CHARLES A. MENKE, Appellee
On Appeal from the 506th District Court
Waller County, Texas
Trial Court Case No. 08-11-19577
MEMORANDUM OPINION
Appellant Patricia Muske appeals from a final summary judgment granted in favor of appellee Charles Menke. Muske and Menke are cousins who owned undivided interests in a 626-acre property in Waller County known as the Live Oaks Section. Muske sold her interest in the property to Menke in February 2006. In November 2007, Menke sold the Live Oaks property to the Katy Prairie Conservancy. When Muske learned of the sale, she sued Menke, contending that he induced her to sell her interest by concealing his intent to resell it at a higher price. Muske brought causes of action for breach of fiduciary duty, negligent misrepresentation, common-law fraud, and fraud in a real estate transaction. The trial court granted Menke’s motion for summary judgment on Muske’s claims. On appeal, Muske challenges the summary judgment, contending that the trial court erred by holding that Menke did not owe Muske a fiduciary duty as a matter of law, and that the evidence raises a fact issue on her common-law and statutory fraud claims and her claim for negligent misrepresentation.
We affirm the trial court’s judgment that Menke owned no fiduciary duty to Muske. We reverse the judgment as to Muske’s fraud and misrepresentation claims and remand for further proceedings consistent with this opinion.
Background
Muske and Menke grew up together: their families often spent time together and visited each other’s homes. After reaching adulthood, Menke continued to be close to Muske’s father, but his relationship with Muske was, at times, strained.

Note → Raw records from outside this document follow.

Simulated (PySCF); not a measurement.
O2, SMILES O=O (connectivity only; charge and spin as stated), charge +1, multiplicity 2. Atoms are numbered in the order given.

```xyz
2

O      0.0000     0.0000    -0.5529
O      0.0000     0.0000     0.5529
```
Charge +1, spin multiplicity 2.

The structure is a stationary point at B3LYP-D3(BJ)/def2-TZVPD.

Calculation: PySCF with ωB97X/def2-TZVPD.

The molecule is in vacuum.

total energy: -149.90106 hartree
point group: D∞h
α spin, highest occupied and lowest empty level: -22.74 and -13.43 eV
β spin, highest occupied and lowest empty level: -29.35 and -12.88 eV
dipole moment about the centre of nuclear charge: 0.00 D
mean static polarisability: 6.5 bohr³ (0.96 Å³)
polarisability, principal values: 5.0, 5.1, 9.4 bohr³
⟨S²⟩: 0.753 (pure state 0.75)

Muske and Menke obtained their separate interests in Live Oaks through inheritance. They did not always agree about how to manage the property, and they independently managed their respective interests. In his deposition, Menke testified that “[Muske] and I have had extreme difficulty over the years agreeing on anything having to do with [the Live Oaks] property.” Muske testified similarly that she and Menke had expressed different opinions about the best way to manage the property. Menke did not represent Muske or handle any business dealings for her, and Muske negotiated separate agreements with parties interested in using or buying the property. She also maintained a separate insurance policy covering her interest in the property.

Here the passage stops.